Search code examples
hadoophdfscloudera

HDFS Configured Capacity higher than disk capacity


I have an 11-node cluster with Cloudera Express 5.11 on Centos. Originally it was made of 7 nodes only; 4 more nodes have been added at a later time. Disk capacity is the same in every node: 5.4 TB.

The problem I'm having is that the hdfs dfsadmin -report command is showing wrong values of disk usage, especially for the Configured Capacity. The values I have are 6.34 TB in the first 7 nodes and 21.39 TB in the last 4 ones.

For example, in one node I have the following report:

Decommission Status : Normal
Configured Capacity: 23515321991168 (21.39 TB)
DFS Used: 4362808995840 (3.97 TB)
Non DFS Used: 14117607018496 (12.84 TB)
DFS Remaining: 3838187159552 (3.49 TB)
DFS Used%: 18.55%
DFS Remaining%: 16.32%
Configured Cache Capacity: 2465202176 (2.30 GB)
Cache Used: 0 (0 B)
Cache Remaining: 2465202176 (2.30 GB)
Cache Used%: 0.00%
Cache Remaining%: 100.00%

Running the df command on the dfs.data.dir folders showed me that the DFS Used value (not the percentage) is correct, but the others are way off. I have read that HDFS may show values there are not up-to-date, but I've been seeing the same values for some days, even after rebooting all services and all machines.

What bugs me the most is that:

  1. The Configured Capacity is way higher than the true capacity (how could it infer 21 TB when I have only 5 TB?)
  2. I have two different values for the two sets of nodes, respectively

What could be the causes for these values? And is there a way to fix them?

PS: the reason I'm asking this is that, with the wrong values, HDFS underestimates the DFS Used% and thus fails to rebalance files in the nodes. Indeed, the node for which I posted the valued has:

  • DFS Used: ~4 TB (correct)
  • DFS Used%: ~19% (wrong)

Every other node has:

  • DFS Used: ~2 TB (correct)
  • DFS Used%: ranging from 11% to 28% (wrong)

This makes it so that the DFS Used% of the incriminated node is under the average, thus the balancer of HDFS infers that the node should not be rebalanced.

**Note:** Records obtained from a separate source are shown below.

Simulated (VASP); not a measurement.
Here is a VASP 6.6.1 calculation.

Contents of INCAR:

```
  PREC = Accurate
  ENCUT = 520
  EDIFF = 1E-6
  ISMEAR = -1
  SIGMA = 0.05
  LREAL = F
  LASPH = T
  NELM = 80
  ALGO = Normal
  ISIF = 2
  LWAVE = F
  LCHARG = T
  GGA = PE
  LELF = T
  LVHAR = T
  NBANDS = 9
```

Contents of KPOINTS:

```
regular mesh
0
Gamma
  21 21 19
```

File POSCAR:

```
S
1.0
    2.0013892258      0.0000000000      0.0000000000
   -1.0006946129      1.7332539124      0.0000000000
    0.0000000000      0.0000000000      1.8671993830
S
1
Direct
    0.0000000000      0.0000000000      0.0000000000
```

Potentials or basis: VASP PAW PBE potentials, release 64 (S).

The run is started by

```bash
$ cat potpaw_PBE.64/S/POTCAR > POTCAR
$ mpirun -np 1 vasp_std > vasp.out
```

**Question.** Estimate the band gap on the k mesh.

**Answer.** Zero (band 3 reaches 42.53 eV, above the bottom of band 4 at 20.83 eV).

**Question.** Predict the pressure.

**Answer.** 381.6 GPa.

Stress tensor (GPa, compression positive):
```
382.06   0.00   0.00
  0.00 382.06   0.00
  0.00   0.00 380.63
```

PS2: one thing I have noticed is that the first set of nodes has Centos 6.9, while the second one has Centos 6.8. Could this contribute somehow to the problem?


Solution

  • Update

    After a year and a half, I found the actual source of the problem.

    The reason is that I have several directories listed in the dfs.datanode.data.dir parameter of HDFS. Apparently, HDFS estimates the Configured capacity by summing up the capacity of every directory. The problem is: if two directories are in the same partition, the size of that partition will be considered twice! Weirdly enough, I haven't found any mention of this in the documentation.

    This was giving me problems because in the first group of machines had 4 HDFS directories assigned to 3 partitions of ~1.8T each (thus only one of them was considered twice), while the second group had 4 HDFS directories assigned to 1 partition of ~5.4TB (which was thus multiplied by 4!).

    Ultimately, the problem is the results of a heterogeneous partition configuration of the machines + some low-level detail of HDFS not properly documented.

    I ended up creating two sets of HDFS directory configurations in Cloudera: one for the first group of machines (with 3 directories, one per partition) and one for the second group (with one directory in the only partition). Be careful with this operation as data rebalancing involved.

    Original answer

    What could be the causes for these values?

    After some research, it seems that this issue happened when the cluster was updated with new resources (i.e., new disks or new nodes), as HDFS updated the Configured Capacity of the involved Datanodes with the total capacity of all the involved Datanodes (i.e., when we upgraded the disk of the first 7 nodes, each node's capacity became the total capacity of the cluster; when we added 4 more nodes, the capacity of each new node became the total capacity of the new nodes). Could this be due to the Cloudera Manager? Possibly (that's my guess), but I don't have proof.

    And is there a way to fix them?

    I've read Hadoop's Java code to understand where the value of nodes' Configured Capacity is taken from, and it appears that it comes from the Namenode's namespace image (which is a binary file and, AFAIK, it is not editable).

    What I ended up doing is decommissioning the unbalanced node (which triggered the replication of its block on the remaining nodes), deleting HDFS data on such node, recommissioning it and rebalancing the data. It is not the solution I was looking for, but at least it got my data correctly rebalanced.